Mash up the existing Locations and Places Web Services with Library Special Collections resources (i.e., such as the Princeton University Historic Postcard Collection) to provide some historic context, images, and name associations. The Library can work with students to add location data to the existing Digital Library Web Service.

OIT Data Feeds, Sal Rosario (srosario@princeton.edu), OIT

OIT has recently made available a number of interesting data feeds.

Some of these might suggest ideas for projects, perhaps phone apps, that might combine multiple sources of campus data.

From 2012:

Analysis and Visualization of Text Influences, Henry Cowles (hcowles@princeton.edu), History

We want to search one text (A) with a set of other texts (B & C), find places in A that are identical or similar to B or C, tag them accordingly, and have a way to link back accurately to exactly where in B or C the relevant text portion is from. Historians would like to be able to do this to identify previously unrecognized instances of plagiarism or, more-often, "self-plagiarism," in which an author has lifted text from previous things she's written (from letters to articles) and re-used them in a later text. Such a search/visualization tool would be of general interest to intellectual historians, especially those dealing with authors/thinkers who have limited corpora, were known to plagiarize themselves, and do so in complex or otherwise misunderstood ways.

Such a project would have two parts: a search algorithm and a visualizer (like a PDF viewer). The former should be able to match strings (not line-based, but sentence-based), and it would be great if there were ways to avoid false negatives especially (e.g., an author might blank out a name in an example paragraph, such that exact strings wouldn't match but the paragraph is still lifted and we'd like to pick that up). The visualizer is almost more important: something clean, into which digital texts could be loaded in a straightforward way and out of which "results" (i.e., highlighted text, with scrollover revelations of original provenance in B and C, listed in a menu bar).

Library dashboard(s), Kevin Reiss (kr2@princeton.edu), Library

The dashboard/visualization project I had in mind would have three components:

Select some interesting metrics about the usage and performance of our library websites and library search applications. This data could be culled from the actual application logs or could be harvested from our Library Google Analytics account using the Google Analytics API. Part of this work would involve setting up some processing routines to regularly harvest data from these sources.
The creation of useful visualizations based on the data selected for harvesting. This could be an opportunity for the student to explore a visualization tool such as processing.js or work with something like the Google Visualization API.
The packaging of these visualizations into a dashboard environment that supports access controls. This portion of the project could be accomplished through the creation of a module for the Drupal CMS the library is transitioning or with another common web programming framework.

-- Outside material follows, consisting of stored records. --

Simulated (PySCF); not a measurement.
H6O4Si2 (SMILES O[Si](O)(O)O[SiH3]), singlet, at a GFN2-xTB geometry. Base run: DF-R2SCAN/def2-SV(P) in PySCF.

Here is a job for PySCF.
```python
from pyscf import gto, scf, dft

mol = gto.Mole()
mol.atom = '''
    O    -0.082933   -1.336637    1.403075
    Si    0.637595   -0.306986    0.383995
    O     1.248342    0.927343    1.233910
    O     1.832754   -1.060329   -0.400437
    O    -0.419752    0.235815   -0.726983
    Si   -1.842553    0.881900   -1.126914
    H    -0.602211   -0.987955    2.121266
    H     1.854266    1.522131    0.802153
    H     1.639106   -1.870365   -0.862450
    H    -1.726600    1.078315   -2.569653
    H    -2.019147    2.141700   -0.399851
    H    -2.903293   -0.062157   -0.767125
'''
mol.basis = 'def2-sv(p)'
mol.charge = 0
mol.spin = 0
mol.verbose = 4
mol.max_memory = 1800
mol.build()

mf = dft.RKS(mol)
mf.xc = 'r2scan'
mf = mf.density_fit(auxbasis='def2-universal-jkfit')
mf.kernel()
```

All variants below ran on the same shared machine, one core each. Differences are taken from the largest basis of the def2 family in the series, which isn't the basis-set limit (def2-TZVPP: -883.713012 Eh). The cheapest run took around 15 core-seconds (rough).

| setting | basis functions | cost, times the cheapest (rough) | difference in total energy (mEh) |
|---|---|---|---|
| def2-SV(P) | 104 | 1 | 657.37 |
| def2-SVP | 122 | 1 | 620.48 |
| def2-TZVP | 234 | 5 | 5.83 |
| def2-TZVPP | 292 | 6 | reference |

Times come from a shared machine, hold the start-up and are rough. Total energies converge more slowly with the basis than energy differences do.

If this is too expansive a project for the course we definitely could focus on just points one and two above.

Digitization of materials, Marvin Bielawski (marvinb@princeton.edu), Library

Is there a way we could get full-text transcriptions of some of the handwritten manuscripts in the digital collections? It would be great to develop some tools that would allow us to "crowd source" this kind of thing. For example, imagine a competitive game among alumni to see which class could transcribe the most Trustees Minutes. From my experience in the Office of Development, they love that type of healthy competition among classes to see who can help out Princeton more. Here's an example of a great game-like interface for crowd sourcing ship logs for better climate change data: http://www.oldweather.org and here's an in-depth explanation.

Marvin is also interested in data analysis and visualization tools for a variety of library systems, in effect a dashboard for the library.

Mail interfaces, Randee Tengi (rit@princeton.edu), Psychology

Like many people, I just treat my email like a filing cabinet, making levels of nested folders, saving emails with attachments, while often the attachment is all I need, and filling up email disk quota. But if I file it on my hard drive, I often can't find it again. I just find it much easier to find things in email folders than on disk, in large part because the directory/folder structures don't match. I am not sure exactly what I'm getting at, but I would love some way to make my email folder structure automatically map to a corresponding folder on my hard drive so that I could either store the email in an email folder, but the attachment in a disk file so it's not chewing up mail quota. Or maybe a way to "link" and email (Exchange) folder to a folder on disk so that if I file the mail in an email folder, I could, at a click, save the attachment someone on disk where I can easily find it, and remove it from the email.

How about a Thunderbird extension that allows me to right-click on an attachment and decide if I want to save it in a place that I choose or in a folder that corresponds to an email folder structurally, but is on my hard drive? Or, a way to save a message in an email folder, but that gives me the option of where to put the attachment - in the email folder or on my local drive, but with a 'stub' of some sort being kept with the message so it can retrieve the attachment from disk when I view the message.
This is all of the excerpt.